Tsigrado: The Adventure Beach

Tsigrado Beach

Right next door to Firiplaka, but a world away in effort, is Tsigrado… and it’s for the adventurous only. This tiny, gorgeous sandy cove is reached by climbing down through a narrow gap in the rock using a series of ropes and wooden ladders. It’s a genuine little scramble, and not for anyone nervous of heights or unsteady on their feet.

There’s nothing at all down there once you arrive, so you need to bring all the water and snacks you’ll want for your time on the sand. But that’s exactly the appeal: the effort keeps the crowds away, and the reward is a secluded, dramatic little cove hemmed in by crumbling volcanic rock, with the kind of water you’ll want to dive straight into after the climb down.

Top Tip

Wear proper shoes with grip for the descent (not flip-flops), and go with a head for heights. Bring everything you need with you, and be prepared to wait your turn on the ropes if others are climbing up or down, as it’s single-file in places.

Paliochori: Beach Days and Geothermal Lunches

Paliochori Beach Milos

Paliochori is a wonderful south-coast beach in its own right, with warm, clear water and dramatic coloured cliffs behind. But it has a brilliant extra string to its bow: it’s home to Sirocco, the restaurant that cooks using the natural geothermal heat of the volcanic sand.

So you can spend the morning swimming, then settle in for a lunch where you watch them bury fish or lamb in the hot sand to slow-cook (the fish takes around 35 minutes from start to finish). It’s a genuinely unique Milos experience, and the meltingly tender slow-cooked lamb on chickpeas was one of my favourite meals on the entire island. A beach and a one-of-a-kind lunch in one.

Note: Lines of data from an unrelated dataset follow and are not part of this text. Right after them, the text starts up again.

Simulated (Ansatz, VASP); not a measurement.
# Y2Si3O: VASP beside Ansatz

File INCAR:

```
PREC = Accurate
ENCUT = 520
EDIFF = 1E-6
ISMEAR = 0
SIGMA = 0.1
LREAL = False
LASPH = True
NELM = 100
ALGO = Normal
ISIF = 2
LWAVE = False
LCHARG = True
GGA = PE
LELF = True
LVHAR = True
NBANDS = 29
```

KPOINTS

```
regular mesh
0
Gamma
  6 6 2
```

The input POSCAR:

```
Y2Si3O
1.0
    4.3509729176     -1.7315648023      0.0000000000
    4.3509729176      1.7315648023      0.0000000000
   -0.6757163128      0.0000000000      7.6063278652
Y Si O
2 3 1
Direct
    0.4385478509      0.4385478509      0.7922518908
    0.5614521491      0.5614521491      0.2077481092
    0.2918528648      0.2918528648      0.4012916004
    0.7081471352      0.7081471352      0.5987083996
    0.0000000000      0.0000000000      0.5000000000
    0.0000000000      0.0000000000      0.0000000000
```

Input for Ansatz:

Agia Kiriaki: Shade and a DIY Boat

Agia Kiriaki is a fabulous beach with two things that make it stand out on Milos. The first is the rare and precious bonus of natural shade from trees, which is a genuine luxury on an island where sun cover is famously scarce. The second is that you can rent a small boat right here and putter along the coastline at your own pace, finding little spots you’d never otherwise reach.

It makes for a wonderfully relaxed day: a shady patch of sand to base yourself on, calm water to swim in, and the option to play captain for an hour or two if the mood takes you.

Firopotamos: The Boathouse Cove

Paralia Firopotamos

Firopotamos is one of the prettiest of the island’s traditional beaches: a sandy stretch in a sheltered, protected cove, ringed with the old whitewashed boathouses (syrmata) that give so many Milos coves their character. The water is calm and clear, there are sunbeds, and it’s a lovely spot to settle in for a few hours away from the bigger crowds. A gentle, scenic, easy beach to love.

Papafragas: The Pirate Caves

Papafragas Caves

Papafragas isn’t really a conventional beach at all, which is exactly why it’s unmissable. It’s a series of tiny natural beaches set inside dramatic caves and a deep, narrow rock channel, where the sea funnels in between sheer white cliffs to create a sheltered, brilliant-blue swimming spot.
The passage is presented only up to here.